From a rental property investor’s perspective, another interesting 12 month period is in store. So what can we expect in 2015?

Notions of subsidising private landlords and rising housing unaffordability especially in the Auckland and Canterbury markets remain big headline makers and the simmering debates can be a boil over for political reactions.

The Government will want to curb the housing boom, assist affordability and make sure investors, domestic or foreign, are not dominating the New Zealand residential property market.

They will also want to see some evidence that their responses, so far, are being seen to be helping.

In terms of direct legislative risks for property investors, the Prime Minister in his post-election speech to Parliament gave no indication of any new priority reform areas or signalled any changes to tenancy law.

That said pending is the Building (Earthquake-prone Buildings) Amendment Bill which is to be reported back to Parliament by 30 March by the Local Government and Environment Select Committee. If passed in its current form the bill requires multi-storey or multi-unit residential buildings with 2 or more stories AND 3 or more household units to be earthquake strengthened to minimum building standards.

From around mid-year we can expect to see a private member’s bill to be presented to Parliament. Sponsored by Phil Twyford The Healthy Homes Guarantee Bill proposes to make every rental property in New Zealand meet minimum standards for heating and insulation.

The Green Party has a similarly intentioned bill in the name of Metiria Turei entitled: Energy Efficiency and Conservation (Warm Healthy Rentals Warrant of Fitness) Amendment Bill.

Harder to predict is the Government’s response to the trialling of a warrant of fitness scheme across its state house portfolio. The WOF trial is being led by Building & Housing Minister Nick Smith.

The Government’s final position and any WOF recommendations are of vital interest to the Federation as follow-up requirements could potentially create downstream repercussions for the private rental industry.

In parallel moves, local councils (at least 5), social groups, academics, opposition MPs and others have also long pushed for a WOF regime for ALL rental properties. Their rhetoric could gain new traction based on any WoF requirements for Housing NZ properties. The Federation will continue to point out to policy makers that a compulsory WOF is overly simplistic and will reduce the housing supply, and the cost of registration or compliance, would be simply passed on to tenants.

From a macro perspective, the Reserve Bank is expected to move on its proposed property threshold rule as it strives to make banks hold more capital against loans to rental property investors.

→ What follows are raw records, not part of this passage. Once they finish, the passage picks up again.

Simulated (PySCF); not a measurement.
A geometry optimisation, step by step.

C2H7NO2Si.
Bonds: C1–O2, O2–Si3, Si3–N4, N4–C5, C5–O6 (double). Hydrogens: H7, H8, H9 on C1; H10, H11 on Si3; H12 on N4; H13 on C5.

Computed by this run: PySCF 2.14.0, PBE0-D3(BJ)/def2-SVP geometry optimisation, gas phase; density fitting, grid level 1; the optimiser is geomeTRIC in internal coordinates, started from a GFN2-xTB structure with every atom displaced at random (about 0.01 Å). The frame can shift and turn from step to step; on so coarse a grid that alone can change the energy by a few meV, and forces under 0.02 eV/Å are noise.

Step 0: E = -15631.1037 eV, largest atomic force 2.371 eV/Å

It means that those with five or more investment properties could be required to have higher equity requirements and be charged higher mortgage interest rates. The central bank expects that interest rate increase could manage investor demand.

The new lending requirement had been proposed to start from last December, but has been delayed until at least the first half of 2015 while the Reserve Bank continues consulting with banks.

Any interest rate increases poses a very big risk for some property investors and of course cause collateral damage in other provinces especially for those outside of Auckland and Canterbury.

In his first major speech of 2015 (28 January) John Key noted that the Government pays out $1.2 billion in accommodation supplements and $700 million in income-related rent subsidies, both of which are set to expand. He also confirmed plans to sell 1000 to 2000 state houses in the next year to be run by community housing providers with more sales possible over the next few years. The Budget, due in May 2015, will likely include further measures around influencing housing supply.

There is also likely to be further endorsement for IRD to chase residential property speculators. Inland Revenue has been proactively tracking down people or entities attempting to avoid paying tax and this was showing big dividends.

If recent Australian Government moves to put in place a register of property ownership to help establish how much is held by overseas owners are any indication, then the NZ Government may be under pressure to commence work on their own register of foreign house owners. A register, or some such, cannot be ruled out.

During 2015 it is likely the Government could follow up on the recent Law Commission’s Review of Trusts and the recommendations it has made for reform. This means there is likely to be increased risk and liabilities in the future for the trustees of the 500,000 trusts in New Zealand.

With Parliament resuming its sitting program in mid-February the Federation will look for early opportunities to update Parliamentary housing spokespersons including Phil Twyford (Labour), Denis O’Rourke (NZ First) and Kevin Hague (Green Party) on Federation perspectives. These are in addition to the 3 senior ministers focused on housing (Nick Smith, Bill English and Paula Bennett).

In his state of the nation speech (delivered 28 January) Labour Leader Andrew Little did not spell out any policy details. The party is currently conducting a review on their election campaign and where they stand on Capital Gains Tax and ring fencing of property tax losses. Those review findings are expected to be released in February.

On a brighter side landlords will soon be able to lodge tenancy bond payments online. At present, the only way they can do it is by cheques paid to the Ministry of Business, Innovation and Employment. Building and Housing Minister Nick Smith said a new payment system, is expected to go live towards the end of the year.

In sum, property investors can look forward with some confidence in the coming year however housing in general remains a contentious theme with it being key area of focus for politicians. Accordingly, this carries with it a range of legislative and regulatory risk which the Federation will continue to monitor seriously and manage.